Noah J Nelson on Wednesday, Oct. 16th
Let's talk a moment about financing. Not the kind you find on Wall Street, but the kind we find in our wallets. This isn't the first time in recent weeks we've talked about an online bank or an online financial services.
Last week it was about Simple which had developed a new way for its members to share cash with each other.
Today e-commerce solution provider Square ups the ante by unleashing Square Cash, which enables not only their members but anyone with a debit card to send money a simple email exchange. With no fees involved.
To send their first payment, customers simply compose an email by filling in the following fields:
- To: [email address]
- Cc: firstname.lastname@example.org
- Subject: $ [amount]
Customers then receive an email prompting them to link a debit card to fund their first payment. To accept a payment, the recipient enters their debit card number once, and will automatically receive funds to their debit card thereafter.
Square Cash works from any e-mail client (such as Gmail, Yahoo, Mac Mail, Android Mail and Outlook), whether on a phone, tablet, or desktop. In addition to the e-mail service, Square also created a Square Cash app for iOS and Android. The app enables customers to keep Square Cash on their homescreen and send e-mail payments from a simple, customized interface.
It sounds so simple it's hard to believe. Especially when it comes to the whole "no fees" part. Sooner or later someone is going to have to make some serious dough off this.
Beyond that there are major trust issues. It's easy to want something like this to work, but until it's been done a few million times it's impossible to think that the email trick won't get spoofed by ingenious hackers. Square isn't talking about how they are preventing that, in part because that would make it easier to hack.
The further we go down this road, the more this feels like the inevitable future. It's not just Square and Simple there going to take us there. Everything from the big banks like Citi and Bank of America, to other online-based ventures like Go Bank (which contacted me after last week's Simple post) are going to keep innovating in the space until…

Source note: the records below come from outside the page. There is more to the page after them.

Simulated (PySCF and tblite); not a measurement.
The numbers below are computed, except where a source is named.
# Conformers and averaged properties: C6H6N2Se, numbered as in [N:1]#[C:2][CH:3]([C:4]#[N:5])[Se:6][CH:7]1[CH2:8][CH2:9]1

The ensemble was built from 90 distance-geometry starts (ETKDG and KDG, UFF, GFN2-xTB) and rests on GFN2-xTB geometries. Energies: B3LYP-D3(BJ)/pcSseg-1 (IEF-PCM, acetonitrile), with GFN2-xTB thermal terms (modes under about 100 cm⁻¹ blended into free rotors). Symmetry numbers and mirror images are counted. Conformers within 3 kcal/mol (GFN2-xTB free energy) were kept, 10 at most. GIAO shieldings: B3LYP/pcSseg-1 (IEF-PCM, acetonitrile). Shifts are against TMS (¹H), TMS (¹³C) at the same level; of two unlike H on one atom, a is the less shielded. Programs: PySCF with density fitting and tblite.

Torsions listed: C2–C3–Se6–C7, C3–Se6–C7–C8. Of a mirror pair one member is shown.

That's the question. Until what? Until we live in a completely cashless society? Is that something we even really want?
The user experience framed in the promotional videos for Square make it all so attractive. Just say your name and what you want is yours. Yet that's just the transactional experience. It covers up the sweat and effort that goes into getting the goods to market and the means to purchase those goods into your smartphone wallet.
Square is clearly leading the way on the UX here, but as we accelerate towards a friction-free marketplace we would be wise to consider just what else we may be sliding towards.